Gotcha, so assuming you have the off the shelf app, I think all you really need is a single openwrt device set it up to use 5Ghz with 20Mhz or 40 MHz channel width, on a channel that has no major interference. You might benefit from disabling connection rates below 12Mbps. If you can get the software to tag packets with DSCP it might help to tag them appropriately

The software I use, others have successfully used with low-latency on expensive off-the-shelf routers. However, my cheap router caused audio issues, but no latency issues. Therefore I conclude that it does matter what router I use, and I'm looking for an answer to what exactly makes one router function well and not another. It might be hardware, or it might be os/software, I guess.

This indicates packet loss. Packet loss will be affected by the radio environment, and that's more important than which router you use. If you compare your colleagues at studio X with a different router to yourself at studio Y with your router, it might well be more important where and what neighbors there are with what wifi and which channel you use etc than what device you use.

Yeah, I did set up the router using a not-busy channel, tried it at two different locations, so I don't think interference are causing it

What device and firmware were you using in your test?

Asus device (maybe 90$), can't remember the model name, I don't have it now. Firmware was vendor firmware.

I'm looking if maybe the Raspberry Pi 4 will be a good option for trying to build a first router. If I try out a Raspberry Pi 4 with OpenWRT, the build in wireless chipset has built in both a receiver and transmitter/antenna? So if I create a WiFi-network in OpenWRT software, it uses the wireless chipset to broadcast the WiFi? If this is true, then I guess that this wireless chipset will have less range and be less powerful than with a dedicated antenna. Does it exist dedicated antenna I can connect to a USB-port or other port, that will increase the signal strength? In theory, should I get a better WiFi with Raspberry Pi 4 and a connected external antenna, than a medium-priced off-the-shelf router?

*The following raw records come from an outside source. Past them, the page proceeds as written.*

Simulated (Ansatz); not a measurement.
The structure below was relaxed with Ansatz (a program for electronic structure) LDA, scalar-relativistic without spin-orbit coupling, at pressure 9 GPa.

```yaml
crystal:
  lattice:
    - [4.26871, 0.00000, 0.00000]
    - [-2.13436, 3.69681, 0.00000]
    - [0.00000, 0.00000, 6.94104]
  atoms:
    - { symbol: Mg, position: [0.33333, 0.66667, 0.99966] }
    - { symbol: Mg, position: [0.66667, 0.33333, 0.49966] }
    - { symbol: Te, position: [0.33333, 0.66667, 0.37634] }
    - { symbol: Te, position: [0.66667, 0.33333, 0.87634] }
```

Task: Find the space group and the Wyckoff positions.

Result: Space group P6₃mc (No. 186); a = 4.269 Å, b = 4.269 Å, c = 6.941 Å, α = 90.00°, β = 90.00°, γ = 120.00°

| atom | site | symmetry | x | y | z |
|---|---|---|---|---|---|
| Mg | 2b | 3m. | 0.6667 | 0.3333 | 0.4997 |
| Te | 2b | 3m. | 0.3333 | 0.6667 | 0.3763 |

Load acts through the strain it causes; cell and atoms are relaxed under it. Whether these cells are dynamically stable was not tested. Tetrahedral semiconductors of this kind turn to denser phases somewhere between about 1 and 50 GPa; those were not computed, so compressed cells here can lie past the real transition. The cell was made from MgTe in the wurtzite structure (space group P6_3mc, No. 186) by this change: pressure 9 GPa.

My optimal solution would be to use software on my Mac to create a WiFi network, and use a dedicated external antenna on my Mac. However for this I'm lacking the correct software, antenna. I don't think it exist a turn-your-mac-into-a-router-software and it's hard to find any information on the web about this. OpenWRT can not run be run inside a virtual machine, or installed on my Mac anyhow? Cus if I already got all hardware parts inside my Mac to set up a good WiFi, then I shouldn't need to buy more hardware?

WiFi is junk on the pi. Its a great router but terrible as an access point. I would tend to recommend a gl-inet travel router, easy to transport around, comes with a custom openwrt preinstalled and the advanced config button takes you to luci.

As of today you still haven't explained why you need a "router"? The task of a router is to transfer packages between different IP Networks which in the situation you explained is not the case. What you need is one or more Access Points and if more the one Access Points you need a switch (not a router) and you may want to have a DHCP/DNS server for convenience.

access points can not function without a router, cus it can't set up it's own network? The best device would probably be a hybrid-device that maybe doesn't exist. It should be an access point and able to set up it's own network without functionality to connect to other networks, only a pc.